Friday, October 14, 2011

Ersatz: A Burned Out Light Bulb

I put down the book and rolled onto my side. The window was dirty, and the lights from the streets below, the ones to the south that I had memorized, were hazy and blurry. Had I needed a clearer view, I would have reached for a rag, a substance full of ammonia or bleach; but I preferred it that way: disguising the truth.

The truth is hard to tell. I think I’ve obscured it so far off from its original form, that had it been made of clay, a perfect figure with all its limbs attached, it would now be a torso that lacked the necessary parts to escape my reconfiguring of it all. I have this way of altering things to my whim, to the way I need them to be; it is not a gift.

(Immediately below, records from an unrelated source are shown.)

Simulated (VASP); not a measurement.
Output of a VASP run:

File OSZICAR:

He sat in the window and stared into the sky as if trying to take it down with his gaze—that’s how I would write him; but the truth is, he was just leaning against the wall and there was no window in sight. And when I wrote that he looked at me, smiled, and ran the back of his hand against his cheek as if trying to wipe away food, the truth was there was no smile at all, just a straight look, a blankness, a lack of recognition. It would be as though we had never met, as if we’d just bumped shoulders one night in a bar.

I find my version of him in the protagonist of my favorite books, and I, somehow, draw myself into the mix. I’m the table beneath his flat palm, the whiskey he drinks, and the moisture from his bottom lip that is left on the rim of a glass. I’m the streets on which he walks; I’m the burned out light bulb in his bedroom, the one he can’t quite reach to replace. No one wants to be a burned out light bulb.

I use him. I make no apologies for this, nor will I ever write the ending as it will actually be. He’ll be taller or shorter, his skin will be darker or lighter, the scars will find themselves to other parts of his body, and he’ll be wearing a red sweater—this part I’ve already decided. There will be a sidewalk involved, but I won’t be in the makeup of it; I will not be locked down in gravel and dirt. I will probably wear something extravagant, like a gown I can’t afford and have no reason to be wearing at all. And the music, the song that will play during the credits, during the acknowledgements, during the endless thank yous that won’t bear his name, will be something only he will understand.

The chosen font of the words will have no meaning; the time of day will not serve as a backdrop that hints at a sequel. But the front window of the store, the one that will be just off to the left of this finale, will be smudged with fingerprints; and the fluorescent lights just on the other side will be brighter than necessary. Yes, I think that will do.